He added: "People have been really enthusiastic about it and we've been really busy since we opened. But we're still trying to get people to understand what we are doing because there are two parts to the business.

"There's the pub side of it where you have your burgers, your fish and chips, then there is the restaurant which also has a private dining room. So, getting people to understand the two concepts in one building has been a challenge."

Having previously worked at the Latymer restaurant at Penny Hill Park hotel, Une Table Au Sud in Marseille France with chef Lionel Levy and Artelier Amora in Poland, Matt, with backers, took over the Grade II listed building in October. He has since then refurbed it and created several new menus using ingredients from local suppliers.

Matt said: "Me and my pastry chef ripped out the kitchen ourselves and rebuilt it, it's been full on. We set the kitchen out to how we could at the moment but we have plans for extending later on. 

"In London you got everything supplied to the restaurant first thing in the morning before the congestion charge kicked in! Now I get a meat delivery twice a week instead of five days a week, so I have to plan my week a lot more to be more efficient. Everything has to be planned so you don't run out!"

The pub won 'One To Watch' in this year's Gasro Pub Top 50 and recently received two AA Rosettes.

"It was amazing to get 'one to watch' in just 11 weeks," said Matt. "We are not really pushing for accolades yet but anything that comes along is great.

"I do miss London in certain aspects, everything is there and at the same pace. Here it's slower, but I think it is a good thing."

The private dining room is located in the oldest part of the building, full of original beams Matt stripped the building back to how Lord Grantley would have had it. The private dining room is situated in what was the bakery in the 1890s and it still has the original fire place.

Matt said: "It's got a lot of character and there are a lot of ghost stories - there's some weird stuff goes on!

"We are still going through a transitional period, we are only into are sixth month so there are still things to iron out and I want it more consistent before i start looking at tasting menus and things like that.

"I originally started off with more funky things, like mini snacks; black pudding, scotch eggs, beer braised ox tail with chips and curds, pigs head fritters - but it didn't go down a hundred percent well so we've had to look at it again. It was the sort of stuff i did at the Gherkin at the bar and it went really well."

Matt didn't open the restaurant side of the business until January this year as there were only four chefs in the kitchen and they couldn't keep up.

He said: "We make all the bread, whip all the butter - everything is done in house so it's full on for a little kitchen, we hammer it. The guys are pushing but the project as a whole has a lot of potential."
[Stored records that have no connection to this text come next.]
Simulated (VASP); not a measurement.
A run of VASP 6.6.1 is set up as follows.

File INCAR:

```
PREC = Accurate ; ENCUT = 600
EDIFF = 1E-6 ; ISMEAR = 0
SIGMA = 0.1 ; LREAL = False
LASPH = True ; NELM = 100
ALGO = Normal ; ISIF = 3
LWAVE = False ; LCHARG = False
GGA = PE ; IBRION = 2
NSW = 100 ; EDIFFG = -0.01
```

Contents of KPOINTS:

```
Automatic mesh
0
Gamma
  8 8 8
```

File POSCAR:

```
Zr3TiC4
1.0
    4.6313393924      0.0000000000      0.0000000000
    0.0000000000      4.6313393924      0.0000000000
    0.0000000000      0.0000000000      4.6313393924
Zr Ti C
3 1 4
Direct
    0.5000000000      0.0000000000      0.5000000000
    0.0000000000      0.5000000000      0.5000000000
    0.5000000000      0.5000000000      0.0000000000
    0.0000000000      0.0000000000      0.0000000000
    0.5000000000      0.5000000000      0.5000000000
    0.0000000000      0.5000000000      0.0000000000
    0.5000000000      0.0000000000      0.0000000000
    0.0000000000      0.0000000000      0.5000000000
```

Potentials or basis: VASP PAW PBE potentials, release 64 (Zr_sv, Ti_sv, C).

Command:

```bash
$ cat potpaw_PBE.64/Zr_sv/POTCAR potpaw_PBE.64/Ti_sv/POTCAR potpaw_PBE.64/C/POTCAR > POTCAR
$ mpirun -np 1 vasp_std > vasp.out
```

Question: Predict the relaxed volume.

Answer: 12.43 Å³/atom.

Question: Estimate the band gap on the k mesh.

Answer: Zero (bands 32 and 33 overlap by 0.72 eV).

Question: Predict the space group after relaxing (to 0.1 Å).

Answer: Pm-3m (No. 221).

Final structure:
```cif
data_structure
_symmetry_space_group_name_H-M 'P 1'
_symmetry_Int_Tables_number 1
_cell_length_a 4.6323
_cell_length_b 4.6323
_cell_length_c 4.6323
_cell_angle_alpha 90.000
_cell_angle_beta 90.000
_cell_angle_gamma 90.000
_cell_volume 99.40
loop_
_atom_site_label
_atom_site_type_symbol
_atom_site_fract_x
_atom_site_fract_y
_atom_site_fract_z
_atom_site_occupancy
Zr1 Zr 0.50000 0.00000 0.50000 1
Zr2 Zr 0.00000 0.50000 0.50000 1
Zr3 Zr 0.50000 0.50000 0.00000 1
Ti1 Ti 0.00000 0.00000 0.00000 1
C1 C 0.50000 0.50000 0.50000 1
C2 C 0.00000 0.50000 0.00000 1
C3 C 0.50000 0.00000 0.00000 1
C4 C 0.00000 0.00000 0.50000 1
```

Now in charge of his own place, Matt says the pressure is a lot different to what he was used to before, he said: "You need to make sure the business is working because you don't want to lay people off, there are a lot more worries. At The Gherkin everything was financial so you were always looking at gross profits, how much money you were making, where could you save money. Here you are looking at what you can do to make money!"

The team is made up of chefs who came with Matt from the Gherkin, including his senior sous, Kwesi Boller and pastry chef, Chris Hurter, and Matt says he couldn't have done it without Kwesi, he said: "He's my right hand man, without him in the beginning we would of gone down. My pastry chef is really talented too. The core of us have done everything form scratch."

He added: "I also have an apprentice, I like to have them because I think you learn a lot more than just being at college all the time.

"Colleges just don't have the funding, it's not that they are bad. Unfortunately they need to move with the times because a lot of the things they are teaching just aren't used anymore."

Matt is just 19 miles from his mentor Paul Welburn, who opened The Leconfield in Petworth, West Sussex around the same time. The pair spent six months working together at The Gherkin and they still bounce ideas off each other.

"If I've got any issues, I'll always speak with Paul," said Matt. "It's always good when you've got that person, especially someone of his caliber, it's very beneficial."

>>> Read: Paul Welburn leaves Tonic and Remedy to pursue new project

 

There are a number of plans in place for The Grantley Arms but first on Matt's list is to keep the pub as a pub, for the locals to still come in and have a pint, but he also wants to achieve a good ranking. He said: "I'd like to get inside the Top 50 Gastro pubs, that would be great! We are also looking at rooms, but we just want to get through the first year, keep it consistent and hopefully come out with a bit of a profit!"